Why? My experience with them was pretty bad. I took their assessment for web development, I think I even did an assignment, and got put on a video call with someone from Triplebyte. He never cracked a smile. Suddenly I got asked a bunch of CS questions that really were not very relevant to web development, some of which were entirely inappropriate like sorting a binary search tree. I even told the guy that I thought I was getting those questions wrong and he just scowled and said "well you just don't know when you're going to use this stuff." "My point exactly," I thought.
Ultimately I got rejected.
The whole idea that you can boil down a candidate to some coding challenges and a video quiz is bad. I do like the idea of streamlining the hiring process for developers, but there's more to it than knowing a bunch of stuff, because that can be gamed. And quizzing me on irrelevant material was a bad move. A firm like Triplebyte won't be as good at interviewing a candidate as the employer itself, and may even keep perfectly qualified candidates out of view from all employers affiliated with them.
I started using them about a year ago (first passively looking, then actively looking)
I really enjoyed the ability to be assessed on something besides Leetcode style questions.
I didn't take a job through their platform (though I did get one really strong offer), but even still, found the assessments incredibly useful, since they give you a percentile distribution of your performance for each topic-specific test.
After taking their assessments, when interviewers asked me how I am at, say, Python, I could tell them I have a hard time assessing my capabilities. "But hey, I took this standardized test that says I'm in the 85th percentile, not sure how good of a metric it is" (and not mentioning that I think I'm OK at best, at Python)
It's the only way I've found to get a measure of your talents compared to the rest of the field (even if it might not be reliable/useful)
A lot of the companies that interview through Triplebyte also skip LC mediums because they have a different signal about your potential suitability as a candidate.
Way too much of engineering is non-quantifiable. Putting a number to someone's skills is bound to be reductive at best.
Like honestly I might think I'm a 3 at X, but if some test that thousands of other people took tells me I'm in the 90th percentile of X users, that information is still useful to me.
One complaint I do have is that (in addition to the percentile bucket) they give you a 1-5 rating, where 4 is "senior engineer level" and 5 is something "exceptional performance, a leader in the field"
But the ratings seem to fall at different percentile distributions for each test.
For example, I might get 80th percentile on one test, but get a 3 rating, and for another test, 80th percentile is a 5.

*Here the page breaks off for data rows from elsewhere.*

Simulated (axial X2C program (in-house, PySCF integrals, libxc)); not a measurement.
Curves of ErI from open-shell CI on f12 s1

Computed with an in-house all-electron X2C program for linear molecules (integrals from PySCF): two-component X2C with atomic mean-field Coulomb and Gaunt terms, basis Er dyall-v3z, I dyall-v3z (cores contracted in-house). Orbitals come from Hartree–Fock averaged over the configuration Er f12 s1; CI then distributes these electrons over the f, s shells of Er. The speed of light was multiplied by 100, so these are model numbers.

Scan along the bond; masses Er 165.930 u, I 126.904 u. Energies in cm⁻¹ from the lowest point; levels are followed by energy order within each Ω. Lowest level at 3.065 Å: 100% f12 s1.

In general, different quizzes have vastly different populations of people attempting them. For example, our front-end quiz gets a lot of beginners and hobbyists, and thus has a very bottom-loaded score distribution. Our devops-related quizzes, on the other hand, have a population that skews skilled and senior, and has a very top-loaded score distribution.
Communicating this information to our users (particularly the less-quantitatively-oriented ones on the company side) has been a source of considerable UI challenges for us.
Personally speaking, I've used Python a handful of times over the years, but never as a primary language for any work I've done. I got a 4 on the Python test.
Compared to front-end, which I've been using professionally, and also dabbling in for ~20 years (still keeping up with developments in the years in which I wasn't primarily doing front-end dev professionally)
I got a 3.
I definitely know 100X as many random facts about front-end APIs, libraries, tooling, and technologies than I do about Python. So perhaps it just came down to luck (guessed unlucky for the front-end and lucky for Python). Or perhaps there's just so much more to know that falls in scope for the front-end quiz than there is for Python, to the point where you can spend 20 years learning the front-end technologies and still be "middle-of-the-road" in terms of "absolute level of skill".
But I think that makes your descriptions of the 1-5 rankings a bit disingenuous. If people who has (what most other companies would consider) senior-level knowledge is generally considered a 3 by your system, a more honest ranking of the descriptions would involve changing "4: level expected of seniors" to "4: knows roughly ~80% or more of all things there are to know about this subject".